Session 12 — Phase 3.2 Complete — String Manipulation & Static Typing¶
Date: April 2026
Status: Complete ✅
Milestone¶
Phase 3.2 is complete. Terse handles strings as first-class values throughout the full pipeline — lexer, parser, IR, runtime, LLVM emitter. All seven planned string operations compile to native binaries and produce correct results when executed.
The session also locked in two foundational language decisions that will shape every phase to come: Terse is statically typed, and function call expressions are how Terse calls return-valued functions.
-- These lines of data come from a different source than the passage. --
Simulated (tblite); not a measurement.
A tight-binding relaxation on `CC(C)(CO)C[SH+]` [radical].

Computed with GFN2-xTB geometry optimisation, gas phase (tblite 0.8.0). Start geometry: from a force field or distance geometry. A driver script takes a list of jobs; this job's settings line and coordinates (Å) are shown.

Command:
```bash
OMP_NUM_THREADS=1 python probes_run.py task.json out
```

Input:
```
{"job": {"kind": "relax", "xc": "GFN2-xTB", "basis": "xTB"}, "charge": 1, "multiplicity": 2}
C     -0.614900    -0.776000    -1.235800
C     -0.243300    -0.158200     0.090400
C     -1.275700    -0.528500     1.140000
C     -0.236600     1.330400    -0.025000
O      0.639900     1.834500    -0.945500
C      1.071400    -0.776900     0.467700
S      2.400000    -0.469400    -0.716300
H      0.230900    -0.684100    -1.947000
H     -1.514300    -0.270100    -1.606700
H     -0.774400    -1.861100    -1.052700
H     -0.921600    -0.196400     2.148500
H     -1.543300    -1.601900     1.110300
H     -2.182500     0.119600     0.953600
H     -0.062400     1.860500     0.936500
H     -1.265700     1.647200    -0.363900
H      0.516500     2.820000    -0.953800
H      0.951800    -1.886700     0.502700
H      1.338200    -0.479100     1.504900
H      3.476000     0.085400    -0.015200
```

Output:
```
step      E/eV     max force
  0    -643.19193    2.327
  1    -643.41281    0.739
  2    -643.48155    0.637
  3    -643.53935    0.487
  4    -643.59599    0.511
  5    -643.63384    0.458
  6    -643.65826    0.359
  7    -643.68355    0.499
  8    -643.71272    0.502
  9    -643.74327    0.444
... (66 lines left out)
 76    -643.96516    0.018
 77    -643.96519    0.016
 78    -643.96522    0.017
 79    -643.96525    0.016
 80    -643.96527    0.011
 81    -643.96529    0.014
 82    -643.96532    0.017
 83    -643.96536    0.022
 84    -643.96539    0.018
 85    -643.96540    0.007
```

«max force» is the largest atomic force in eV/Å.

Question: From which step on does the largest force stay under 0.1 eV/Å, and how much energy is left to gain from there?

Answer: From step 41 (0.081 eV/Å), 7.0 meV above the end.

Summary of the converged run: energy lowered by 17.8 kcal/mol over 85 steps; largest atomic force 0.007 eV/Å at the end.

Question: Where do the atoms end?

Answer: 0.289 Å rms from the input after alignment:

// Test programs verified end-to-end:
greeting = "hello world" // exit code 0 — clean run
size = length("hello world") // exit code 11
joined = concat("hello", "world") // length 10 — "helloworld"
slice = substring("hello world", 6, 11) // length 5 — "world"
found = contains("hello world", "world") // exit code 1 — true
match = equals("hello", "hello") // exit code 1 — true
shouted = replace("hello hello hello", "hello", "hi") // length 8 — "hi hi hi"
Every result above was produced by a real native binary, not the interpreter.
Operations Built¶
Op #1 — String literals through the pipeline¶
A string literal like "hello" now travels cleanly through every gate. The lexer was already producing STRING tokens correctly. The parser learned to wrap them in a new StringLiteral AST node when assigned to a variable. The IR compiler emits a new StoreString IR op. The LLVM emitter reuses the existing string interning system (intern_string) to produce global constants and stack pointers.
Compiles to LLVM IR that allocates a stack slot for greeting and stores a pointer to the interned global constant.
Op #2 — length(s)¶
The first Terse function with a return value. Required teaching the parser about function call expressions — a fundamentally different construct from the existing statement-level function calls.
The parser now recognizes name = identifier(arg) and produces a FunctionCallExpression AST node. The IR compiler dispatches on function name to emit StringLength. A new C runtime function terse_str_length wraps strlen. The LLVM emitter calls it via call i32 @terse_str_length(i8* %x).
This op also introduced the separate runtime file for the LLVM pipeline — terse_runtime_llvm.c — distinct from terse_runtime.h which serves the C emitter.
Op #3 — concat(a, b)¶
Two-argument function call. Required generalizing FunctionCallExpression from a single arg field to a list args, and updating the parser's argument-collection loop to handle commas.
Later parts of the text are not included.